DHS and NASA Search for Innovation
The U.S. Department of Homeland Security (DHS) announced today a partnership with the NASA Center of Excellence for Collaborative Innovation (CoECI) to develop new technology solutions through publicly crowdsourced prize competitions.
Crowdsourcing and incentive prizes across industry have led to the successful creation of advanced technologies, such as autonomous vehicles and improved data analytics. The DHS Science and Technology (S&T) Directorate is expanding its efforts to solicit innovations like these through its partnership with NASA, according to an S&T statement.
“We are a research and development organization, and constantly need innovative ideas for the solutions to our ever-changing challenges. We’re creating opportunities for everyone from companies to college students to bring their passion to bear in service of national security,” said Reginald Brothers, DHS undersecretary for science and technology.
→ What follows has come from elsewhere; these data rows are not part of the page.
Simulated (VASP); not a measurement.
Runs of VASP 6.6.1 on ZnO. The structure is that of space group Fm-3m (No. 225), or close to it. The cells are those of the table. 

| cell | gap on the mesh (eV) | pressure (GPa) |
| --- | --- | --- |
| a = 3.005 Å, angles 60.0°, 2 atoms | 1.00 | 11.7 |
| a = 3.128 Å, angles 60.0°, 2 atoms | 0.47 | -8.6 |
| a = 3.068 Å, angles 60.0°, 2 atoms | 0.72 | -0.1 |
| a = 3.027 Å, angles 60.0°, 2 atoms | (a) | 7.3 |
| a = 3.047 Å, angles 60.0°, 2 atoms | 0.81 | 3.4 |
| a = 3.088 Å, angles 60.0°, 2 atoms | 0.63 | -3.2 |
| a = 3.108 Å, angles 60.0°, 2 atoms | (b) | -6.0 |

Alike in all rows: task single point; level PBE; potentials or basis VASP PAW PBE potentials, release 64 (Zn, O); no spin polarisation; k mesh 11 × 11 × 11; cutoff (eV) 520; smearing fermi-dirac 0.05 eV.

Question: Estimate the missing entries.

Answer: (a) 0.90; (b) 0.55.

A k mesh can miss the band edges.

The DHS S&T prize program is designed to inspire the use of groundbreaking approaches and solutions to homeland security research and development by challenging entrepreneurs, innovators, students and others in the private sector to submit solutions in response to well-formed problem statements. The program also provides an avenue for the DHS to reach non-traditional performers, those who do not normally participate in government contracts and announcements.
NASA formed CoECI in 2011 to mature the crowdsourcing strategy and also to assist other federal agencies in using crowdsourced challenges to solve tough, mission-critical problems at the request of the White House Office of Science and Technology Policy. The DHS S&T’s partnership with NASA’s CoECI will provide access to end-to-end solutions on all aspects of implementing challenge-based prize competitions from problem definition to challenge design and administration.